First Published by MMM in 1953
by Sr. Patricia Kelly MMM (1925 – 2016) Ireland/Nigeria 03.08.2024
Countless inquiries regarding our health and diet reach us regularly from loved ones at home. They never tire of asking, “What is the food like? Do you ever see a rasher? And “Can the cooks make potato-cakes?” So, I have decided to expound on the glories of palm oil chop. For us, missionaries in Calabar Province, it takes the place of the Sunday roast, and after the week’s rations of corned beef from tins, palm oil chop has the savour of better days about it.
Let’s begin at the name, as it needs some explanation. In Nigeria “to chop” is the verb “to eat”. No local cook says, “It is breakfast time or dinner time,” he just says, “It is chop time.” Palm oil is obtained from the kernels of the palm fruit, which are as plentiful here as apples are at home. This oil is one of the country’s main sources of income and traditionally it is the woman’s duty to crush the kernels and extract the oil. So much for preliminaries, now we get down to our Sunday chop.
Sunday out here is a day of rest observed with almost Jewish strictness. “No School” and “No Dispensary” – except for the urgent cases, and the babies who have a habit of arriving at unwanted hours in every country and in every climate. We plan an early siesta and hope in Providence that things will go according to schedule.
At 1.00pm the dinner table looks like the window in a confectioner’s shop. Any number, up to sixteen, small bowls or saucers, each holding a special ingredient, adorn the table. There is sliced bananas in one, pineapple in another, orange in another, ground nuts, red pepper, hard boiled eggs, coconut one dry yam, each in separate bowls, and last, but not least, the palm oil with the chicken which has been cooked in it. The novice in the country is warned by a kind neighbour to go easy with the red pepper, and each one’s soup plate – used for this menu – presents a riot of colour.

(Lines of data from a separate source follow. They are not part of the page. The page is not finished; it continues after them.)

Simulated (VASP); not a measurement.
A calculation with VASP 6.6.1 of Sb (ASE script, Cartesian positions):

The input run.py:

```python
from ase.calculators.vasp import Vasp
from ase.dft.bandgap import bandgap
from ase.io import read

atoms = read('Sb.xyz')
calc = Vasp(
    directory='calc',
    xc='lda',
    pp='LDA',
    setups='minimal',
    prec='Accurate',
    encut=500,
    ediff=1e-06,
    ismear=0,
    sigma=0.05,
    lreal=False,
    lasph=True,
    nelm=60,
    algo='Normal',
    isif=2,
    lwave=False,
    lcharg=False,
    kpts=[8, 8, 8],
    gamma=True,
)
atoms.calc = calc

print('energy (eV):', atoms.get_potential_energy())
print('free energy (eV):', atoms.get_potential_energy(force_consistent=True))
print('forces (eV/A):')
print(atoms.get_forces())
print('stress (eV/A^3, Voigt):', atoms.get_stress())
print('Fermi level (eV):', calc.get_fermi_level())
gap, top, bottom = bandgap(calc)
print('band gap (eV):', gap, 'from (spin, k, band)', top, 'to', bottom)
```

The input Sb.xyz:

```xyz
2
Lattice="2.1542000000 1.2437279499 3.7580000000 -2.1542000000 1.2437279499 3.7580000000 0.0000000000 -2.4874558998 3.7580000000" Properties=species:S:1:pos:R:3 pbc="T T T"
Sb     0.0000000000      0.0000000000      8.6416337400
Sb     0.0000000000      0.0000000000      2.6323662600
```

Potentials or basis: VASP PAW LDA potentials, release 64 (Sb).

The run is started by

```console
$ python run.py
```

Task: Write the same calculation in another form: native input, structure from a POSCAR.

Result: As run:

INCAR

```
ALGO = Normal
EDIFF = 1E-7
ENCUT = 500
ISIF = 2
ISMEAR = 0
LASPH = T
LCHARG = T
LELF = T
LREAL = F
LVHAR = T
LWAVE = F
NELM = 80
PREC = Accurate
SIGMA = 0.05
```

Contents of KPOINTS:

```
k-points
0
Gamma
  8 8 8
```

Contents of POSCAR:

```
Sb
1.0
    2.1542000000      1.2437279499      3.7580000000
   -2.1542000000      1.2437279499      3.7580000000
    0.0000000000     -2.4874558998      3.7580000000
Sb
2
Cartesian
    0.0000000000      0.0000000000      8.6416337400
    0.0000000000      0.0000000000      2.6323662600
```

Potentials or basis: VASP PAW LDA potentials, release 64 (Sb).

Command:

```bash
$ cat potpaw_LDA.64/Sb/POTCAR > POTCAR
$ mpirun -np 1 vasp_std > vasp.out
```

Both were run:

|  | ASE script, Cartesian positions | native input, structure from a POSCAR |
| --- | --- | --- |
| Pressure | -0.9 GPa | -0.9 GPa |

The palm oil bowl is passed last. No need to carve up the chicken as the chicken is literally mincemeat, and as one dips the ladle he hopes, like the fisherman, to bring up catch. No use to say as of old,” I want the breast, and I don’t like the drumstick.” Everyone has to be satisfied with his takings. The golden coloured palm oil and the piece of chicken is now added to one’s plate and all the ingredients are mixed. It sounds terrible, but after the first taste, one is converted to palm oil chop forever.
Let enthusiasts abroad wish to taste our Sunday dinner I shall give this warning. Without palm oil, it is a meal fit for my mother’s pet rooster, but with palm oil, it is a feast.